Given the distribution $$n(r) = \frac{1}{\sqrt{2\pi}rln\sigma_g}exp^{\frac{-ln^2(r/r_g)}{2ln^2(\sigma_g)}}$$ Where $r$&$r_g$ have the same physical units and $\sigma_g$ is a dimensionless parameter. My task is to find the $v^{th}$ moment by definition.

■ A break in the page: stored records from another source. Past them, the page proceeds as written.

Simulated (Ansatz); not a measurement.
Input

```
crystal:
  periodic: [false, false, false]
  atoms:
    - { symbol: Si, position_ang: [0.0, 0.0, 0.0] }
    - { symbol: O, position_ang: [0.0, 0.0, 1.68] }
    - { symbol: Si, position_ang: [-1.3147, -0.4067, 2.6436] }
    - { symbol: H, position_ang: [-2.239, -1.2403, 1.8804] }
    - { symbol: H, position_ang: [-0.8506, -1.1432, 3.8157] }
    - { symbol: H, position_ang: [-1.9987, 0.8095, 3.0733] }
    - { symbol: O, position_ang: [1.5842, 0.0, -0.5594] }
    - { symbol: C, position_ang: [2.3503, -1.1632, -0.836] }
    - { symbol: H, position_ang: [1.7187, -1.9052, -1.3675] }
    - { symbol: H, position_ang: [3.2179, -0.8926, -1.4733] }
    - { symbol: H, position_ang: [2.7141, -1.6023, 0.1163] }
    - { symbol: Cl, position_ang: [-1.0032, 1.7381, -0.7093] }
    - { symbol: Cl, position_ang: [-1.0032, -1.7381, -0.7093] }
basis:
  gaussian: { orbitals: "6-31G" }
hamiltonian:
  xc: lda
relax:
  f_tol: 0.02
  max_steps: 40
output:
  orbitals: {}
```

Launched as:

So far, I think my integration limits are from $0$ to $\infty$. Furthermore, I think a change of variable could be used such that $x = ln(\frac{r}{r_g})$. However, even with the change in variable, it seems to leave two variables in the integration - thus I'm not sure whether to treat r like a constant once we replace with $dx$. Here's my work so far: $$E(r^v) = \int_{0}^{\infty}(r^v*\frac{1}{\sqrt{2\pi}rln\sigma_g}e^{\frac{-ln^2(r/r_g)}{2ln^2(\sigma_g)}}) dr$$ $$x = ln(r/r_g)$$ $$rdx = dr$$ $$E(r^v) = \int_{0}^{\infty}(r^v*\frac{1}{\sqrt{2\pi}rln\sigma_g}e^{\frac{-x^2}{2ln^2(\sigma_g)}}) dx * (r)$$ $$E(r^v) = \int_{0}^{\infty}(r^v*\frac{1}{\sqrt{2\pi}ln\sigma_g}e^{\frac{-x^2}{2ln^2(\sigma_g)}})dx$$ $$E(r^v) =r^v*\frac{1}{\sqrt{2\pi}rln\sigma_g} \int_{0}^{\infty}(e^{\frac{-x^2}{2ln^2(\sigma_g)}}) dx$$
I'm stumped and need help solving this integral. Much thanks!
The last integral can be solved by taking a change of variable $t=\frac{x^2}{2\ln^2\sigma_g}$ and then using the gamma function to solve it, being: $dx=x^{-1}\ln^2{\sigma_g}dt$ and $x=\sqrt{2}\ln{\sigma_g}\sqrt t$, the integral takes the next form:
$\int_0^{\infty}e^{\frac{-x^2}{2\ln^2\sigma_g}}dx=\int_0^{\infty}\frac{\ln^2\sigma_g}{\sqrt 2\ln\sigma_g}t^{-\frac{1}{2}}e^{-t}dt=\frac{\ln\sigma_g}{\sqrt 2}\Gamma(\frac{1}{2})=\frac{\sqrt \pi\ln\sigma_g}{\sqrt 2}$
So you just substitute this for your integral in the last step and get the final result.
However, I am not sure if you are doing the integration correctly, as you are taking the $r$ variable outside the integral after the change of variable, but those $r$ are variables that depend on $x$, and so you cannot take them out of the integral. You should write all in terms of $x$ so that you can solve for x.